“Among other things, a uniform scienter standard for both Section 14(a) and Section 14(e) claims would avoid the inherent unfairness of subjecting companies to different liability risks simply based on whether they chose to pursue a transaction through a proxy solicitation or a tender offer.”
—Cory Andrews, WLF Senior Litigation Counsel 

(Washington, DC)—Washington Legal Foundation (WLF) today asked the U.S. Supreme Court to reverse a Ninth Circuit decision that, alone among federal appeals courts, holds that a stockholder need plead only negligence to state a claim under Section 14(e) of the Securities Exchange Act of 1934.

In its amicus brief in Emulex Corp. v. Varjabedian, WLF argues that Congress intended that a uniform scienter standard apply to all private actions under Section 14 of the Exchange Act. The Ninth Circuit’s negligence standard creates liability for conduct even if the violator does not intend to violate the law. In contrast, to properly plead scienter, a plaintiff must allege an actual intent to manipulate, defraud, or deceive. That higher mental standard, WLF contends, should apply to all alleged misstatements or omissions, whether the suit arises from tender offers under Section 14(e) or proxy solicitations under Section 14(a).

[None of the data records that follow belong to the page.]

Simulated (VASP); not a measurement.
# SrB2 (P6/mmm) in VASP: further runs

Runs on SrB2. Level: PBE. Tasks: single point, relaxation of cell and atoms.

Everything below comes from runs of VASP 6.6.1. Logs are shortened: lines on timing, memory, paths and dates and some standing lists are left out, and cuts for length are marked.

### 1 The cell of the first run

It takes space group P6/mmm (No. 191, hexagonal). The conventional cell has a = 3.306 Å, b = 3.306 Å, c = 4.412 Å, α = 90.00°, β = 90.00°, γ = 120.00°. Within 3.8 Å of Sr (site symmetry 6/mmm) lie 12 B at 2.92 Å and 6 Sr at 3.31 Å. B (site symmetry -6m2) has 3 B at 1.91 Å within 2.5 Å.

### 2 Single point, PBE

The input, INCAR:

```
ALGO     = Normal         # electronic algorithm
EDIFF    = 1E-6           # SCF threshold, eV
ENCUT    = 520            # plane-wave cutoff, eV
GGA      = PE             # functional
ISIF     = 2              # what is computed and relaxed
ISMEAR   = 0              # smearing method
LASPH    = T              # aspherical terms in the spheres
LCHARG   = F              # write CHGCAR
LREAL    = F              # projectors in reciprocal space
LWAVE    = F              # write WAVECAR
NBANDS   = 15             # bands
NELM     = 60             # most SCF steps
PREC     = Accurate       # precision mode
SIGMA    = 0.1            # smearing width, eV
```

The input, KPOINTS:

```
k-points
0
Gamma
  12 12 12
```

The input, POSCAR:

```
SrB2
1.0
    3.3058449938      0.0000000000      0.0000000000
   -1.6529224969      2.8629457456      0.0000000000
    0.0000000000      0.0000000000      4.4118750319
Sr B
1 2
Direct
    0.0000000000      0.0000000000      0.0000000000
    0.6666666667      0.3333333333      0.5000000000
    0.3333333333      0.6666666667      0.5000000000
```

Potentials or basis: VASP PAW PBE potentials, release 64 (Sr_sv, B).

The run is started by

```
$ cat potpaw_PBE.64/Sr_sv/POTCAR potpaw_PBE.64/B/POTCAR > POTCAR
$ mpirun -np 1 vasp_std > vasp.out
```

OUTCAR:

Despite the over 30-year gap between the passage of Section 14(a) and Section 14(e), WLF’s brief shows that the two provisions are closely related. Both sections provide a means of accomplishing the same end—a change in corporate control. While neither provision contains an express mental-state requirement, the legislative history confirms that a private action brought under either provision should be subject to the same intent threshold.

As WLF explains, a uniform approach to Section 14 is the only one consistent with the Supreme Court’s decision in Ernst & Ernst v. Hochfelder, which confirms that any reasonable statutory interpretation must also examine the overall purpose, framework, and function of Section 14 as a whole, including the closely related Section 14(a).  As WLF shows, a coherent interpretation of both sections will obviate the existing lower-court divisions and disparate standards that brought this case to the Court.

Lyle Roberts, George Anhang, and Daniel Sachs of Shearman & Sterling LLP provided WLF with substantial pro bono assistance in preparing its amicus curiae brief.